From the pristine beaches of Sharjah, the emirate’s forefathers sail into the unknown on wooden boats in search of lustrous pearls.

27 January
2022, Thursday

This scene is not merely a clip from the past; it is one of the most spectacular segments of the immersive and experiential theatrical show, Narratives of the Place (Sard Al Makan), currently being staged at Al Majaz Amphitheatre until January 29. The show, comprising 11 immersive scenes, narrates the emirate's history and its extraordinary accomplishments in celebration of the 50th anniversary of the accession of His Highness Sheikh Dr. Sultan bin Muhammad Al Qasimi, Supreme Council Member and Ruler of Sharjah.

The pearling scene is a theatrical vision of the pearl divers’ trip, and is eloquently depicted with awe-inspiring sound effects, music, and engaging choreography. The scene highlights the significance of these trips and the range of emotions including feelings of fatigue and celebration associated with the pearling season.
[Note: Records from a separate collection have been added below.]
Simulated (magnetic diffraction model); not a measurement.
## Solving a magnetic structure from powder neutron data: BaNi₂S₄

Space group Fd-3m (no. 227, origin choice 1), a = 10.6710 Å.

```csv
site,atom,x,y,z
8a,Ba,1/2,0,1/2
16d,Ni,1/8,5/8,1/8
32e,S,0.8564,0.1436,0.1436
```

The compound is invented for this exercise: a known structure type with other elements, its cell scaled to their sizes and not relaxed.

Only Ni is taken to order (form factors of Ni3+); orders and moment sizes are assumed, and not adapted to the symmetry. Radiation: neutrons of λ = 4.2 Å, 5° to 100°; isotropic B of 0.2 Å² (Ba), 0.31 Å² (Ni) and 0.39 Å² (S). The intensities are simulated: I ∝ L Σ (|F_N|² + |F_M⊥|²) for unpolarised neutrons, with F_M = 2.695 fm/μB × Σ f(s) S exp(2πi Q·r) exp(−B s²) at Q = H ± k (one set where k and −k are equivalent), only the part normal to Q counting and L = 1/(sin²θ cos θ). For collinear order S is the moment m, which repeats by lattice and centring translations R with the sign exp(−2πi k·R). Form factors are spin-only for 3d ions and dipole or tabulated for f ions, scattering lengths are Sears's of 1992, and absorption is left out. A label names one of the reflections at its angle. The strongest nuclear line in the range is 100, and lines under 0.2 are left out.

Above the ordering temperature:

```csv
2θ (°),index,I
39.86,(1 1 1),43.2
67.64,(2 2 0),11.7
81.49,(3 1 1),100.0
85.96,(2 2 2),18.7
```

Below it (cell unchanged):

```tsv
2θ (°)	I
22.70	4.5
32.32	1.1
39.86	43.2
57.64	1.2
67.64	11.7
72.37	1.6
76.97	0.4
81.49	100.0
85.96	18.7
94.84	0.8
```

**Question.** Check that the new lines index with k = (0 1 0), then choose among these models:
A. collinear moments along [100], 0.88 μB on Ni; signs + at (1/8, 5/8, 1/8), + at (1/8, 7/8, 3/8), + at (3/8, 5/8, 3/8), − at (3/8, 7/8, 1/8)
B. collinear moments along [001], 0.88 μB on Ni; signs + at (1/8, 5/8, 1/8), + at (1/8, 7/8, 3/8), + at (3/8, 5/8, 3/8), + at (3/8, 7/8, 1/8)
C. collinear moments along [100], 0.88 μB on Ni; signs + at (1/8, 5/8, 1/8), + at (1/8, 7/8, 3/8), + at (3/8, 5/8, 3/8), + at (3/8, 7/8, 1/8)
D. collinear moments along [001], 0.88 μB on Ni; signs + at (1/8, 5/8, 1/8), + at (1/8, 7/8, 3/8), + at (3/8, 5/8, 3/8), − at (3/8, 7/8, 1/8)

Apart from narrating the story of courageous pearl divers who risked their lives to seek treasures from the ocean as a means of living, the scene also captures the essence of how this skill was passed on to the younger generations and how it was kept alive over the decades.

Pearling in the past was not easy, neither was it a regular job. It was seasonal. The pearling season, which started in June and continued until the end of September was called Al Ghous Al-Kabir (the big dive season) as it offered appropriate weather conditions for diving. Through the rest of the year, there were only shorter pearling seasons – between October and November.

The profession of pearl diving, which suffered a setback during the era of cultured pearling in the mid-20th century, required teamwork, coordination, and collaboration. The crew, often as large as 30 members, were defined by titles. Nukhadha, for example, was the manager of the boat who ran the entire pearling operation.

Sardal was the captain of the ship and an expert navigator, the divers were responsible for hunting oysters and were assisted by Seib, the man in charge of the ropes used to lower and pull up divers when signaled. Tabbabs, usually 10-14-year-olds, helped the Seib pull up the divers.

No pearling ship set sail without a Naham, the man who entertained the crew with songs and poetry during the long months at sea, these songs of love, hope, and yearning motivated and inspired the crew to endure the hardships of the journey that lasted several weeks.

On land, the loved ones of the divers and their families, sang special songs too as they prayed for their protection and safe return.

Today, the pearl diving tools are showcased in many heritage museums in Sharjah, including the Sharjah Maritime Museum, which was established in 2003 to offer insights into the adventurous world of pearling. The items on display include Dean, a woven bag worn around the neck of divers to hold the oysters collected; Zubail, a rope tied to a stone weight and attached to the diver's leg, enabling him to sink to the seafloor; and Yada, the rope held by the Seib to pull the diver up.

The pearling boats were also of many sizes and shapes, including Jalboot, a 20-30 feet-long boat; Sanbouk, a 60 feet-long boat; and Bateel, a boat that could carry 20-50 tones.

Through stunning imagery and dramatic storytelling, ‘Narratives of the Place’ immerses the audience in the art of pearling and other cultural traditions that have defined and shaped the emirate of Sharjah over the centuries.